Sunday, August 31, 2008

Green green grass of home


I laid on the couch so long watching sports this afternoon I was in danger of getting bed sores, so I finally decided to get off my lazy butt and go cut the grass.

We don’t “mow the lawn” where I come from, we cut the grass. And I actually enjoy doing it. It’s good exercise, and it has given me an incredibly sexy farmer’s tan. I suppose I could do it with my shirt off, but I’d have to sell tickets to all the ladies in the neighborhood.

Stop laughing.

My grandmother, who just turned 97, told me not long ago that she hated it when she finally got too old to cut her own grass, because she liked the feeling of accomplishment she always got when she finished. She’s right. I can go to work and sit in meetings and listen to conference calls all day and go home feeling like I didn’t really do a durned thing.

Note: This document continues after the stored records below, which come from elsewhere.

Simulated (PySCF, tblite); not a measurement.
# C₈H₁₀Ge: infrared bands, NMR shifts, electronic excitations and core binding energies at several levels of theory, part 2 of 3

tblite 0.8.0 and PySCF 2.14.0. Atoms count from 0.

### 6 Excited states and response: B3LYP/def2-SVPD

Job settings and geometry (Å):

But when I finish cutting the grass, I can stand there and gaze at it proudly, admiring the neatly-cut lines, the smooth surface of the grass, and my chest swells with pride. Michelangelo probably felt the same way when he finished painting the ceiling of the Sistine Chapel. The difference is, he didn’t have to do it again one week later.

I take a lot of pride in how my yard looks, and I tend to think unfavorably about a man who lets his get to looking bad. There are many such people in my own neighborhood, including my next door neighbor, who is either agoraphobic or allergic to the sun. His grass gets so high, you could hide bowling balls in there.

Then there are the neighbors up the street who do cut the grass, except for the patch under the car that has been sitting in their front yard for, oh, two months. Perhaps this is a custom in their home country, along with leaving the Christmas decorations up past Valentine’s Day.

I use a push mower, since my yard isn’t all that big, but it makes me feel like less of a man, because a real man needs a good riding lawn mower. I recall the first time my dad let me cut the grass on our riding mower. I felt all grown up, and it was like I was driving a car, except it only went about 3 miles per hour. It was a thrill to get up on that thing and go around the yard.

Then we moved to the country, and the size of our yard grew exponentially. My mother always said my daddy had “taken in too much yard,” and she was right. It took a good three hours to cut that grass, even on a souped-up mini tractor with a blade attachment. The thrill was gone.

I do about 90 percent of the grass-cutting at my house, occasionally “allowing” my son to help out. My wife never cuts the grass, nor do I want her to. I have a few firmly-held principles, and one of them is you don’t let your woman cut the grass. This may be sexist of me, but she’s never complained.

It’s not that I don’t think she could handle it, I just don’t believe in it. Now, occasionally, when you’re riding through the country, you’ll see a redneck woman up on a riding lawn mower wearing her Rebel flag bikini, and I suppose that’s all right. But for the most part, it should be a man’s job. I will let her blow the clippings off the driveway once in awhile. Never let it be said I’m not magnanimous.

I do some of my best thinking when I’m out there cutting the grass. I was lost deep in thought one day several years ago, and didn’t realize I had just run the mower over a yellow jackets’ nest in the ground on the side of the house. About 20 stings later, I hopped back outside, cranked her up and finished the job.

Can’t have the neighbors thinking bad about me, you know.